In many cases, such as a full volume backup (either block-level or file-level), performing an optimized backup will result in a smaller, faster backup than an unoptimized backup. In these cases the backup will be smaller, because the total size of the optimized files (reparse points), non-optimized files (not in-policy) and data deduplication store container files is significantly smaller than the full logical size of the volume. Optimized backups are faster, because there is less I/O (smaller backup) and because the optimized files are not "rehydrated" during the file copy operations. Selective backup, in which most of the volume is being backed up, may also benefit from using the optimized backup approach, if the logical size of the selected files is greater than the physical size of the selected files plus the chunk store files.
Incremental Optimized Backup
A backup application can perform an incremental optimized backup as follows:
- Back up only the changed user files, including reparse points that were created, modified, or deleted since the previous backup.
- Back up the changed chunk store container files. Remember that new chunks are appended to the current chunk store container. When its size reaches about 1 GB, that container file is sealed and a new container file is created. Therefore, the data deduplication optimization job usually results in incremental changes to the chunk store— most files are untouched, some are appended, and some new ones may be created.
- Because the data deduplication optimization job appends chunks to the chunk store container, backup applications may benefit from an incremental backup at the sub-file level, one that backs up new and modified file ranges instead of entire files.
Full Volume Restore from Optimized Backup
File-level full volume restore can and should be performed in an optimized manner by essentially reversing the procedure described in the Optimized Backup section. The complete set of data deduplication metadata and container files are restored, then the complete set of data deduplication reparse points are restored, followed by restore of all non-deduplicated files. Restoring volumes in this manner has the advantage of faster recovery time as compared to full-volume restore from a nonoptimized backup store because the amount of copied data is much smaller. Also, the size of the restored data in an optimized full volume restore is known to fit on a volume of the original size. On the other hand, restoring to the original or equivalently-sized volume from a nonoptimized backup will likely reach a disk-full condition because the files will be replaced at their full logical (non-deduplicated) size.

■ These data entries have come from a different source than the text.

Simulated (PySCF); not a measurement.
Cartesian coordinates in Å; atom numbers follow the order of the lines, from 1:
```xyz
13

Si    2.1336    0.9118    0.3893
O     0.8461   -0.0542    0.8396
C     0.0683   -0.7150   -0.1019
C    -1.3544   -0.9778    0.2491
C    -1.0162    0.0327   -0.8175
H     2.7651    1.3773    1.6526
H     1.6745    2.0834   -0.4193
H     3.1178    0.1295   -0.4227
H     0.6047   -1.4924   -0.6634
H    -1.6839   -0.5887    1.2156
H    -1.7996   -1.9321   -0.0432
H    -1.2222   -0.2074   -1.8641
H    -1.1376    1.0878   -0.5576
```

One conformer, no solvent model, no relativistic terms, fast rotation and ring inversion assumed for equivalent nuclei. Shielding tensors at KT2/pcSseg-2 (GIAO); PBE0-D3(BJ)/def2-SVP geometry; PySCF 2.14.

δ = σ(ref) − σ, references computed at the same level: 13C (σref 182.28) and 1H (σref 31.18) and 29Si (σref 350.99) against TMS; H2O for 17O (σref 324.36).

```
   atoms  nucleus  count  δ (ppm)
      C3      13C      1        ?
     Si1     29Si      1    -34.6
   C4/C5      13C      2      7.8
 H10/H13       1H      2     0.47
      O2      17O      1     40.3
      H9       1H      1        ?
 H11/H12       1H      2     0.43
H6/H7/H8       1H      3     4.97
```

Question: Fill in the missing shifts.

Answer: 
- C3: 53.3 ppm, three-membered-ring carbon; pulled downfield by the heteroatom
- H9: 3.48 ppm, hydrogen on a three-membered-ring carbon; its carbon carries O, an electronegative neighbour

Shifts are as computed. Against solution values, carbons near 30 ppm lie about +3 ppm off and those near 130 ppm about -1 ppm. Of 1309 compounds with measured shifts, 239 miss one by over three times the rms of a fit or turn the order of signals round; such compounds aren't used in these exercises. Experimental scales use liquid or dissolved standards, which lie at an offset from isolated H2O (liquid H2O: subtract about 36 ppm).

Block-level restore from an Optimized Backup is automatically an optimized restore because the restore occurs underneath data deduplication, which works at the file level.
It is recommended to always perform full volume restore to a freshly formatted volume of equivalent or greater size than the original volume. The target volume can be the original reformatted volume or a freshly created volume. The volume may contain files, but it might not contain a data deduplication chunk store. If the target volume already has a data deduplication chunk store, then you should follow the guidelines for selective restore below, or stage the restore by restoring to an alternate location that does not have a deduplication chunk store.
Note that full volume restore procedures do not need to use the Data Deduplication Backup/Restore API.
Selective Restore from Optimized Backup
Selective restore from an optimized backup can be done by using one of the following approaches.
- Selective partial volume restore to a newly formatted volume
- Selective restore from a data deduplication-enabled backup store
- Selective File Restore Using Data Deduplication Backup/Restore API
Selective Partial Volume Restore to Newly Formatted Volume
This approach is very similar to the file-level full volume restore described above where only a subset of the data deduplication reparse points are restored back to a freshly formatted volume. Note that this approach requires that all chunk store files be copied to the new volume. This approach is appropriate if most of the volume is being restored. The application can make a calculated decision about whether this is an appropriate technique by comparing the size of the data deduplication store files plus physical size of all the restored files to the total logical size of the target restore file set.
Selective Restore from a Data Deduplication-Enabled Backup Store
If the backup store is located on a volume enabled with data deduplication, both the backup store and the original volume are optimized. (Note that the backup server must be Windows Server 2012 or later, and the backup volume must be an NTFS volume.) In this case, the backup application can simply copy the files as normal files back to the target volume. The files will be rehydrated in memory from the backup store, so the application will be subjected to increased I/O latency while reading the backup store. If the file on the target volume is missing, or has been fully recalled from the data deduplication store, there will be no increased latency on the target volume. However, to be sure, it is good practice to first delete the file, if it exists, from the target volume before restoring the file with this approach.
Recalling a File to Disk
To recall a file to disk programmatically, use one of the following methods:
- Open the file by creating a memory mapped writable section.
- Open the file inside a TxF transaction.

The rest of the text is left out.